I have heard more than one feminist lately bash Barbie and I feel the need to defend her, once and for all. Barbie has gotten a bad rap. I will admit she’s been kind of a sell-out these past few years. I mean going blonde was one thing but the boob job was just over the top. Then when those videos surfaced of her and GI Joe and her fans realized it was over once and for all with her and Ken, well things just went downhill from there.
But like those die hard Mel Gibson fans, I can’t give up on her, no matter how crazy! Filmmaker Susan Stern said “Everybody has a Barbie story…but the stories are really about us.” This is true for so many of us of a certain generation! Stern is the director and producer of the 1998 documentary; “Barbie Nation, the Unauthorized Tour” an informative and incredibly hard to come by film that tells the true story of Barbie’s birth. (Snippets are available on YouTube but the only hard copy I could find on Amazon was selling for $299, most likely because of the insider scenes of some of the seedier sides of Barbie fans! No really, there is such a thing as S&M Barbies).
Ironically, Barbie was actually one of the very first feminist toys. Her creator, Ruth Handler was one of the founding members of Mattel and a kick ass female executive in a time when most women didn’t work outside the home and female executives were unheard of. Handler wanted her daughter to have a doll that she could role play with. The only dolls available to little girls at the time were baby dolls, meaning their only role play could be as mothers. When Barbie hit the scene girls could imagine being anything including a doctor, a pilot, an Olympic Athlete, or a rock star. At one time Barbie was even an astronaut! That’s a lot for a girl born in 1959 (Barbie that is, I was born later)! Barbie didn’t keep girls from becoming feminists, she helped them see the possibilities that feminism presented!
Sure Barbie had her shallow side. I will admit, she was overly worried about her figure and as the years went by her waist seemed to get smaller and her breasts got bigger because, well just because she knew what sold well. Sometimes she wore way too much make up, spent too much money on shoes and in the 80s her hair was ridiculous, but all in all her heart was always in the right place. She wanted little girls to be able to dream and dream we did! As a child I spent hours with my “Barbies” and years later my daughters did too. She was a healthy and happy outlet and no matter what anyone says, neither I nor my daughters were ever threatened by her body type any more than my son was threatened by his Incredible Hulk Action Figure.

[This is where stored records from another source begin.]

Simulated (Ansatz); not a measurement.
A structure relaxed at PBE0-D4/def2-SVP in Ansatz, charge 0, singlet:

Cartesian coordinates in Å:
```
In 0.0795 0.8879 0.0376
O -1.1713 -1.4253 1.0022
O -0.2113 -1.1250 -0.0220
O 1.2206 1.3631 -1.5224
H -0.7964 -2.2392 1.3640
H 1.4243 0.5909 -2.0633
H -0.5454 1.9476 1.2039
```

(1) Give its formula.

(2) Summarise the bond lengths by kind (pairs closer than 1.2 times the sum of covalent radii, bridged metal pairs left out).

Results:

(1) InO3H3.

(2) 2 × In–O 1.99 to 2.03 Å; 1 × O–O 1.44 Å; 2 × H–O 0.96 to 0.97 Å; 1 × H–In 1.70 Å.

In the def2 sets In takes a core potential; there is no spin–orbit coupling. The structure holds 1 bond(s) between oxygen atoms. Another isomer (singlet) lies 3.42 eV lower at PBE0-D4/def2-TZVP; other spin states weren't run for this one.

As a little girl one of my favorite Barbie past times was helping her plan all those weddings. Over and over again we planned with different gowns and different hair styles but always with the same man, Ken. As grown women, many of us still held, in the back of our minds, the image of the perfect wedding with the perfect Ken doll. Yet, like so many fantasies of childhood, sometimes we have just got to let go, especially after the announcement in 2009 that even this fantasy couple couldn’t last ‘til death do them part.
In reality, Ken’s hair was painted on and it never moved. So was his smile. He also wasn’t anatomically correct, something that surely should have caused more concern for folks than Barbie’s breasts. In reality Barbie’s dream house was kind of confusing. I mean who was Skipper anyway, her little sister? Why did she live there? Didn’t they have parents? And why were there no other men, ever, except Ken? In fact, there wasn’t even a Ken for every Barbie! And where did that baby come from my mother got my Barbie one year for Christmas with the little cradle and the blue blanket.
In the end, we shouldn’t be hanging on to any of our unrealistic female, fantasy images of Barbie’s life as adults. She was, after all, just a toy. That goes for both her body type, and her magical weddings. Real life Barbie would have probably looked more like an episode of Mad Men; with Ken drinking way too much and Barbie having to prove herself as a businesswoman while being constantly sexually harassed by her co-workers.
So we didn’t marry our Ken dolls and live happily ever after. So what? Maybe you found a Jim or a Steve, or a Cindy or a Sue, who doesn’t have perfect hair but has lots of other great qualities. Or maybe there is more than one Ken out there for each of us! So what if none of us actually look good in a bikini with high heels. That is hardly a practical outfit for most of life anyway! While we still have a long way to go, women are so much farther along than they were fifty years ago when Barbie was born. I’d like to think we have Barbie to thank for some of that because she helped us to see things that were never possible for little girls before.
In reality, I didn’t get the fairy tale life I envisioned as a little girl. What I did get instead, however, is really, truly wonderful! Sometimes we have to let go of our unrealistic fantasies in order to see the happiness that is right in front of us because real life is much, much better. Yes, it also more painful, more complicated and considerably more messy. In the long run, however, it turned out much more beautiful than we ever could have imagined as little girls. And, everyone is anatomically correct!